KYIV -- It remains to be seen if a telephone conversation with a foreign leader will be U.S. President Donald Trump's undoing.

But while Trump's July 25 phone call with Ukrainian President Volodymyr Zelenskiy has spurred impeachment proceedings in Washington, political analysts, journalists, and politicians in Kyiv say the controversy is unlikely to make a dent in the recently elected Zelenskiy's 71 percent approval rating.

Nor, they say, will the memo of the call made public by the White House on September 25 prompt a parliament controlled by Zelenskiy's Servant of the People party to launch impeachment proceedings in Ukraine.

However, some observers do see some cause for concern among the revelations about the Zelenskiy's conversation with Trump.

Zelenskiy said he was unaware that his comments on the call -- in which Trump repeatedly prods him to investigate a U.S. political rival, and Zelenskiy echoes criticism of European leaders and a former U.S. ambassador -- would be released by the White House.

"No, this will not harm Zelenskiy inside Ukraine, since the topic and content of the conversation [with Trump] does not concern the immediate interests of the vast majority of Ukrainians, including Zelenskiy's supporters," says Volodymyr Fesenko, director at the Kyiv-based think tank Penta Center.

The controversy comes as Zelenskiy tries to make good on campaign promises to fight entrenched corruption, overhaul Ukraine's institutions, and jump-start the economy.

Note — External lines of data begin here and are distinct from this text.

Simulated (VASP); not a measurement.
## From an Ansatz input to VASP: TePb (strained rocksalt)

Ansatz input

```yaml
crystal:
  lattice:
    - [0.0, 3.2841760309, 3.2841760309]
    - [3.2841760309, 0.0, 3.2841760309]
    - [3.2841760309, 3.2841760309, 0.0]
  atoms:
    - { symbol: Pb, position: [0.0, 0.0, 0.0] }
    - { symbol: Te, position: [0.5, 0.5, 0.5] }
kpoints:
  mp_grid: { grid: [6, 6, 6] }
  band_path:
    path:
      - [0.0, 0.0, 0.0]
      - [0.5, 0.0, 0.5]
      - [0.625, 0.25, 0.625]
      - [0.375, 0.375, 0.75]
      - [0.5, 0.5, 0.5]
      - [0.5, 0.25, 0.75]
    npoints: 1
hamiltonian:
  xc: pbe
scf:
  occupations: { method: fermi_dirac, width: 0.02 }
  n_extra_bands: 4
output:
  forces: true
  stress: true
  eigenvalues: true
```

It's also still fighting Russia on real and virtual grounds; Russia-backed separatists continue to launch attacks against government forces in eastern Ukraine while Moscow-backed hackers poke away at the country's infrastructure and state propaganda works to undermine Ukraine's image in the media.

However, Alyona Getmanchuk, director of the Kyiv-based New Europe Center, says the segment of the memo where Zelenskiy tells Trump the next Ukrainian prosecutor would be "100 percent my person" could raise some concern among citizens about a true separation of powers between the executive and judiciary branches.

Some opposition politicians were irked by the statement. Iryna Herashenko, a lawmaker with the party of former President Petro Poroshenko, disapproved, saying in a statement on Facebook that "if we want to have a strong country, we must do everything to form strong, independent institutions."

Joe Biden

According to the memo, the U.S. president requested Zelenskiy open an investigation into the Ukraine work of former Vice President Joe Biden, who is a leading Democratic contender to compete against Trump in 2020, and his son Hunter.

Trump's personal lawyer, Rudy Giuliani, has accused Biden of pushing Kyiv to fire then-Prosecutor-General Viktor Shokin to halt an investigation into Burisma Holdings, a Ukrainian gas company. Hunter Biden sat on the board of Burisma at the time.

Zelenskiy, who was only two months in office at the time of the call and had yet to choose a prosecutor-general, told Trump he would have the country's next top law enforcement official open a probe. "He or she will look into the situation, specifically to the company that you mentioned in this issue," he said, apparently referring to Burisma.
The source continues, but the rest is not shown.